The morning was chilly, and once we’d shaken the frost off of the tent, we were eager to get back on the trail just to stay warm.
On the hike up to the top of the pass we passed three men on their way down, but other than that the trail was all ours. And what a beautiful trail it was – wide, with flat rock stairs, and perfect grades. I cannot get over how spectacular America’s National Parks are.
We were approaching the top of the pass when we encountered a fourth man. Standing majestically on a rock outcropping, one hand on his hip, the other holding a GPS, he reminded me of a bald eagle preparing for flight.
“You haven’t seen three other Asian guys, have you? I lost them last night when I was lost for three hours trying to find Thousand Islands Lake,” he asked, grinning from ear to ear.

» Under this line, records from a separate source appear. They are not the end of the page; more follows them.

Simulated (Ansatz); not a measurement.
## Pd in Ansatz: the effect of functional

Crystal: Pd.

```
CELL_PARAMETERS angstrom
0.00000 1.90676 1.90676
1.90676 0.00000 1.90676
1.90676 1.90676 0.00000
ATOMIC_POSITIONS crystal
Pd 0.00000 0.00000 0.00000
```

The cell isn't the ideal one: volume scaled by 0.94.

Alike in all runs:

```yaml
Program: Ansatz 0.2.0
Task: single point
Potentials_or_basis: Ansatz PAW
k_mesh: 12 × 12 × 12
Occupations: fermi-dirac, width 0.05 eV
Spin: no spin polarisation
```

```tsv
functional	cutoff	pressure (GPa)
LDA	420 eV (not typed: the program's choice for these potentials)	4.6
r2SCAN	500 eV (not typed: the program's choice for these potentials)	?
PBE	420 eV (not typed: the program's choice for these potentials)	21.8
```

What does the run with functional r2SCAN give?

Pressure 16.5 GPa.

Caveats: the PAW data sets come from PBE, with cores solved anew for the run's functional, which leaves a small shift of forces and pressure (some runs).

We responded that we had passed three men earlier. He was happy to hear they were only an hour or so ahead of him. It turned out this was their first backpack ever. They were hiking sixty-nine miles in five days. This was day three.
“I am learning a lot!” he said enthusiastically. “Weight is important. My pack is too heavy, so I have just been leaving stuff on the trail. Hopefully, someone else will pick it up!”
Carl and I were curious as to what exactly he had been “leaving” on the trail.
“Oh, you know, like my colognes and stuff.”
I am by no means an expert backpacker. In fact, (assuming we survived and didn’t have to throw any pinecones or rocks at hungry bears) this forty miles would be the longest backpack I had ever taken. I was a weekend warrior. Ten miles to a lake, overnight, ten miles back. I stood there, looking at this entirely too enthusiastic man, completely bewildered by him.
I don’t know what was more perplexing to me, the fact that for their first backpack ever, they were eagerly attempting sixty-nine miles in five days. The fact that he was hiking with cologne (hot date? bear attractant?) Or the fact that he was lightening his load by leaving his shit stuff in piles on the forest floor. Or maybe it was just a combination of all of those things, combined with the fact that he had been lost overnight, seemed less than worried about it, and that his buddies had just left him up there.
As we left, I got the idea to one day write a cheeky book called “Backpacking 101.” As we hiked up the trail, I formulate the first two sarcastic, tongue-in-cheek chapter titles:
“Chapter 1: Ambition vs. Stupidity, How to Choose a Trail that’s Right for You” and, “Chapter 2: You are Not a Donkey, Notes on Packing Light.”
Four miles further up the trail, we stumbled across a pair of sandals, and a gallon Ziploc bag full of half-eaten foodstuffs stacked neatly together on a rock. Carl picked up the shoes; I grabbed the food bag and, thanks to our overzealous friend, our packs instantly became that much heavier.
Thousand Islands Lake was stunning. We rolled into camp just in time to get the tent up before it rained. Much to our dismay, the campground was surprisingly full. We snagged the last available campsite, which provided a jaw-dropping view of the sepia sunset that ripped through the clouds, casting the mountains and the perfect alpine lake dotted haphazardly with hundreds of tiny little rock islands, in a haunting orange hue.
“Honey, wake up! Someone is yelling at a bear!” Carl whispered in my ear.
Groggily, I opened my eyes. It was pitch black. Listening intently, I heard voices in the distance.
“Get out! Go On! Get out of here!”
“Either that or he and his girlfriend got in a fight,” I replied, but Carl didn’t find my joke to be that funny.
I unzipped the tent door and watched entertained as two headlamps bobbed after a black shadow in the night. He wasn’t a big bear, but he was hungry, and they obviously had something he desperately wanted because he just kept on going back for more.
My survival instincts are strong, and they distinctly told me not to get out of the tent and throw rocks at the hungry bear. Instead, we did what any sane person would do, zipped up the tent door, and went back to sleep.